The four horsemen of Maxwell Neely-Cohen’s apocalypse “were all born after the fall of the wall but before the fall of the towers.” His debut novel, Echo of the Boom, is a dystopian romp with Pynchonesque ambitions. The end is nigh, and yet its harbingers are not the authoritarian regimes of the East or the dysfunctional democracies of the West, but rather the apathy of the youth.
The story crosses continents, but is rooted in the privileged, adolescent world of Washington, D.C.’s northwest quadrant. Neely-Cohen makes his case for world-ending malaise through his horsemen: Efram, the son of an imprisoned financier; Molly, the daughter of a survivalist; Steven, a troubled teenage boy who globetrots with his father, an ex-spy; and Chloe, the despotic queen bee of LeMay Senior High School.
With alternating chapters, the novel takes us on a frenetic journey through the perspectives of these unlikely apocalyptos. In the opening scene, a 10-year old Steven notices an unattended backpack in a train station. His macabre intuition supposes a bomb and imagines the potential devastation: “There’s the blast, and then the wave hits the body … It’s the air that tears you apart. Not the fire, but the boom.”
Always, doom’s long shadow casts itself across Neely-Cohen’s pages. Throughout the book there is a continual refrain: “Four years before the end …” or “The day before the end …” and so forth. This might prove tiresome in less capable hands, but Neely-Cohen successfully counterbalances his dour drumbeat with pointed insights about what it means to come of age in the opening of the 21st century. When describing Chloe’s Machiavellian hold over LeMay Senior High School, he notes: “Part of the secret to Chloe’s success was that she got decent grades. Educational institutions associate bad social behavior with bad academic behavior … [Chloe] wondered how many teenage rapists got away with it by being National Merit Scholars.”

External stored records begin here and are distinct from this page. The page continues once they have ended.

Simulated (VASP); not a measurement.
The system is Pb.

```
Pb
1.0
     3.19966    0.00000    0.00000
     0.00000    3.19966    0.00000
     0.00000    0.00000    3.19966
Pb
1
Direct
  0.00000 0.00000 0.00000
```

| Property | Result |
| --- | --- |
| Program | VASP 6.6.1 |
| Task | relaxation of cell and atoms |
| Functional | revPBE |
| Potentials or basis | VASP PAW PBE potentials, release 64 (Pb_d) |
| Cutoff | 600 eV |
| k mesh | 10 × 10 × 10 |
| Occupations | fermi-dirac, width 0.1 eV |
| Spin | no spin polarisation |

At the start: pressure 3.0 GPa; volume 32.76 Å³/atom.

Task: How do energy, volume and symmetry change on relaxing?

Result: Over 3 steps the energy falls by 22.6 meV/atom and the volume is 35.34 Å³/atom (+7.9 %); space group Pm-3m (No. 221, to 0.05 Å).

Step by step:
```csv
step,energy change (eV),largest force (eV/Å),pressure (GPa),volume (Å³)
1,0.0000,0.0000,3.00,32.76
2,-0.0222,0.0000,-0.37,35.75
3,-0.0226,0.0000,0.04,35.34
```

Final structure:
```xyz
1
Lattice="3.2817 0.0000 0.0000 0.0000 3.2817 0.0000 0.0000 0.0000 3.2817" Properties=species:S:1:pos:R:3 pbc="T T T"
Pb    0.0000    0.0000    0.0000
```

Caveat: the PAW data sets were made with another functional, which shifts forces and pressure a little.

Information technology is center stage here, playing an essential role in the looming End of Days. Due to serial online pranking which borders on civil disobedience, the wealthy Efram is expelled from multiple schools. With his family lawyer litigating the principals along the way, he laments a bygone age of hands-on bullying: “Efram would love, love, sometime, just once, to be tripped or punched in the face in front of a jeering laughing crowd. It sounded fun. Meaningful … At the most, someone would call you gay again and again, or tell you that no one liked you. Unless you were actually gay. Then you were alright.” But even getting kicked out of school isn’t enough of a real experience for Efram. He soon invents the “Efram Daniels Expulsion Index (EDEI) … a hybrid futures and prediction market.” This online game becomes wildly popular. The commodity being sold is, actually, Efram. The thrill, or speculation, is how long his academic career will last at any given institution.
Efram soon lands at LeMay Senior High School, where he meets Chloe. The two find common cause in overcoming their demons. Although Chloe dominates the student body by day, at night insomnia dominates her. Her dreams are haunted by visions of nuclear war, and she attempts to overcome these portents by playing Tetris, having been told that if you play enough you dream in Tetris blocks, a specious goal in and of itself.
By the end of the novel, the horsemen’s narratives are woven together. Dissatisfied within their respective lives, their shared goal is the search for meaning, in anything. But this search ironically drives them to bring on the Apocalypse they fear. While at a Bible retreat, a friend tells Molly, the survivalist’s daughter: “Every generation there’d be four people … waiting for the end of days. Over thousands of years they’d be born and die having never gotten their chance. But they’d keep popping up, designed for that purpose, and eventually, one set of four would get their chance.”
This is an ambitious novel. The characters are distinctly of their time, and so in many ways is the story’s message: The “echo of the boom” is what kills. It’s not the fire, but the apathy. A no thing. Just the vacuous pressure of our lives moving too quickly. Neely-Cohen has successfully imagined four horsemen who travel on such a wind.